Political reasons

Challenging accepted norms

The research and development initiatives of the Green Revolution brought to the world, and particularly to India, a new, hybrid variety of seeds with the aim of increasing yields and reducing the food deficit of the country. They also introduced a chemical intensive form of agriculture highly dependant on external inputs that many farmers in India could ill afford. ‘Two decades of subsidizing agriculture with chemicals has impoverished the farmer and degraded the natural resources and diversity of food without reaching the goal of feeding the hungry.’

                                                                                -- Hidden Harvests, GREEN Foundation

GREEN’s work has challenged the alleged benefits of this form of agriculture, raising urgent questions on the sustainability of these practices and their ability to ensure food security for the future. Close interactions with the community, has shown us the devastation caused through the widespread adoption of these practices. We have aimed to demonstrate through quantifiable results that a more viable form of agriculture, one which provides adequate food security for India’s small scale and marginal farmers, is possible.

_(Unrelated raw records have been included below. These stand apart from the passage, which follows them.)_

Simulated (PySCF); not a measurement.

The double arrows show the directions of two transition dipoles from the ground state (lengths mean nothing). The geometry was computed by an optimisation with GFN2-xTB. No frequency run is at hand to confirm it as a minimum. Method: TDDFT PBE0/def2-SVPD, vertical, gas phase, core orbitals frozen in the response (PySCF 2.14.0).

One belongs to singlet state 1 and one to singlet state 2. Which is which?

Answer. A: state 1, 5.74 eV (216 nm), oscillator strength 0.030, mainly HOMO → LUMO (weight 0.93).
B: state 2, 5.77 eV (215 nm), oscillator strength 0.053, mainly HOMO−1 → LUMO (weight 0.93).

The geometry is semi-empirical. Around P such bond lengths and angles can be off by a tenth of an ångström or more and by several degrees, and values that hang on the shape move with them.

Seeking legislative support

Lasting change can only be brought about through legislation that supports and protects the rights of individual farmers and strengthens their livelihoods. Such legislation must also aim to conserve the biodiversity and natural ecology that is essential to Indian agriculture. Yet over the years, Govt. policies have promoted the use of high yielding exotic seed varieties and the chemical inputs they require. Unfortunately, this has lead farmers to adopt unsustainable practices. 

Through dialogue with key stakeholders, including the Government, GREEN has been lobbying for policy changes that encourage small scale and marginal farmers to pursue sustainable agriculture. GREEN has worked along with farmers to bring their concerns to the forefront of political dialogue. We have also appealed to the Government to highlight the role of women in Indian agriculture through projects that address their needs. They are in many ways the backbone of the sector, and sustainability is not possible without their contributions, particularly in the case of biodiversity conservation.

There have been many positive changes since we first began our work in 1997. One of the most notable of these is that the Government of Karnataka is now encouraging the promotion of organic farming by identifying one village in each district for conversion into an organic village. This is part of the Government’s larger project to meet its organic agriculture mission, which has a budgetary allocation of approximately Rs. 200 crores. GREEN’s pioneering work in biodiversity conservation through Community Seed Banks (CSB) has played a role in influencing the Govt. to fund the establishment of CSBs throughout Karnataka. Our efforts have also found mention in the Karnataka State Policy on Organic Farming.

Such progress owes as much to the perseverance of individual farmers themselves as to the collective efforts of a community of people within the non-profit sector. Strengthening the movement for sustainability, GREEN initiated the formation of Janadhayna, a farmers’ society which empowers farming communities to work collectively to avail the benefits of sustainable agriculture. Janadhanya has proved to be a means through which the movement has rapidly progressed, allowing community members themselves to take the core philosophy of organic practices to those who need it most: their fellow farmers.

Raising awareness

Fostering public awareness at a grassroots level has been essential in propelling the movement forward. GREEN initiates programs such as seed fares and yatras, which have proved a useful means of disseminating our core philosophy. Seminars and workshops on Government policy are held regularly held to sensitize farmers on issues directly concerning them.

We have also sought to increase general public awareness through radio programs, articles and regular columns in leading native-language newspapers. We recognize and encourage efforts of individual farmers who steadfastly uphold sustainable agricultural practices. ‘Beeje Maate’ Award was instituted for those farmers who have made outstanding contributions to seed conservation. Read more about our farmers.

“We want to spread the message of organic agriculture far and wide. When people visit us, we always give them gifts of seeds so that they can carry the concept of organic farming into more and more areas.”

                                                - Puttaveera a farmer of Veeraiandoddi village in Karnataka.

Dissemination of our message through publications has also helped strengthen the movement. Through innovative methodologies such as participatory rural appraisals we have also aimed to preserve and document the vast indigenous knowledge of the state of Karnataka.